While many states, including California, have laws aimed at giving women equal pay for equal work in the workplace, women still earn around 78% of what men make nationally. California is a little better at 84%.
State lawmakers sent legislation to Governor Jerry Brown this week that attempts to move the needle on pay disparity by expanding the meaning of equal work, increasing transparency, protecting workers who ask about equal pay and beefing up enforcement mechanisms. The governor has said he will sign it.
While some of the changes in California’s 1949 statute may seem nuanced, the bill’s author, Senator Hannah-Beth Jackson (D-Santa Barbara), called it “the strongest equal pay law in the nation.”
Bryce Covert at ThinkProgress said he thought the most important change was no longer limiting pay comparisons to the precise same work. Instead, the work need only be “substantially similar.” In an example cited by Senator Jackson on her website, “A female housekeeper who cleans rooms in a hotel could challenge the higher wages being paid to a male janitor who cleans the lobby and banquet halls.”
The bill also permits comparing wages of employees with those at other sites. “For example, a female grocery store clerk who works at a store could challenge higher wages being made by male grocery store clerks at a store owned by the same employer just a few miles away.”
Despite the blue collar example cited by the senator, women with college degrees in Silicon Valley might be interested (pdf) in the legislation. Men with graduate degrees there make 73% more than their women peers and men with undergraduate degrees make 40% more. The bill forbids employers from interfering with employees sharing information about their wages or retaliating against them for evoking its protection.

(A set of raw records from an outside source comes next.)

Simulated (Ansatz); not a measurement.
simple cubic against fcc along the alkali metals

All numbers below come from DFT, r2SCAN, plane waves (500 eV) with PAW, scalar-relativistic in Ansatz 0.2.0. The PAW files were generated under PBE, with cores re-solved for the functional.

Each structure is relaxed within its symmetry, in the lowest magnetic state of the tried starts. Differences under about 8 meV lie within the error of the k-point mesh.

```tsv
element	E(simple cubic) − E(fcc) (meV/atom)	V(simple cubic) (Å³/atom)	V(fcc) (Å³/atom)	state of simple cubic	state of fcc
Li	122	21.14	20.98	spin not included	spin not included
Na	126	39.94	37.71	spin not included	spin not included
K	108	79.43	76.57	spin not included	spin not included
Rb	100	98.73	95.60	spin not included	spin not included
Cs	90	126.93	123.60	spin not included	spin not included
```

The legislation requires an employer to justify a wage differential if it exists and provides five possible criteria: a seniority system, a merit system, a system based on productivity, experience/education, and “an overriding legitimate business purpose.” The inclusion of that last provision—some might say loophole—was said to be critical to winning support for the bill from the Chamber of Commerce.
The Assembly approved the legislation 76-2 and the Senate vote was unanimous on Monday.